We’ve been wanting to try cooking something with mussels for a while, and finally got a good night off that was appropriate for wine and experimentation.
We couldn’t find the recipe that I had originally had in mind, but did find this one, for Steamed Mussels with Pernod, Celery Root, and Saffron Aioli, from Epicurus via the I-Phone while we were out and about. It was absolutely amazing- certainly the best seafood that I have ever cooked, and probably the best shellfish I have ever had.
I couldn’t find celery root, so just used celery, and used full-fat mayo because I couldn’t see buying the low-fat stuff. It was easy and just took a few minutes once you sorted through the mussels. We picked up some crusty sourdough to go along, lightly toasted, and it complemented perfectly.

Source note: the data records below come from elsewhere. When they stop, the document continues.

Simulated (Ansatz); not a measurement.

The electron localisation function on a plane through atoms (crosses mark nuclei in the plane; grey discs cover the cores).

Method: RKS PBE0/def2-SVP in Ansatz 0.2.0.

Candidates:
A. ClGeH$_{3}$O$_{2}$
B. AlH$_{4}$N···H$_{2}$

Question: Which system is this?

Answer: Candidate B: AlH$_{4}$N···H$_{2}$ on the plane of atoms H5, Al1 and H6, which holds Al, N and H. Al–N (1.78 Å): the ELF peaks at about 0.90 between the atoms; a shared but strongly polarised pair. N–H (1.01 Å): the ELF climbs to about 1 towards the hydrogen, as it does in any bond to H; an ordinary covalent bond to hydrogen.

Steamed Mussels with Pernod, Celery Root and Saffron Aïoli Bon Appétit | February 1999
Offer this main course with plenty of crusty bread to soak up the delicious saffron broth. A crisp Sauvignon Blanc is good here, too.
Yield: Serves 6
1 tablespoon hot water
Pinch of saffron threads, crumbled
2/3 cup low-fat mayonnaise
2 garlic cloves, minced
Combine 1 tablespoon hot water and saffron in medium bowl. Let stand 5 minutes. Whisk in mayonnaise and garlic. Season to taste with salt. (Can be prepared 1 day ahead. Cover and refrigerate.)
Heat 2 tablespoons olive oil in heavy large pot over medium heat. Add celery root, leek, carrots, chopped celery and 4 tablespoons parsley. Stir to coat. Cover pot and cook until vegetables are tender, stirring occasionally, about 15 minutes. Add garlic and sauté 1 minute. Add mussels, wine and Pernod. Increase heat to high. Cover and cook until mussels open, stirring occasionally, about 6 minutes (discard any mussels that do not open). Remove from heat. Season cooking liquid to taste with salt and pepper.
Whisk 1/2 cup cooking liquid into aioli to make thin sauce. Ladle mussels and remaining cooking liquid into 6 bowls. Drizzle each serving with some aioli. Sprinkle with remaining 2 tablespoons parsley. Serve mussels, passing re-maining aioli separately.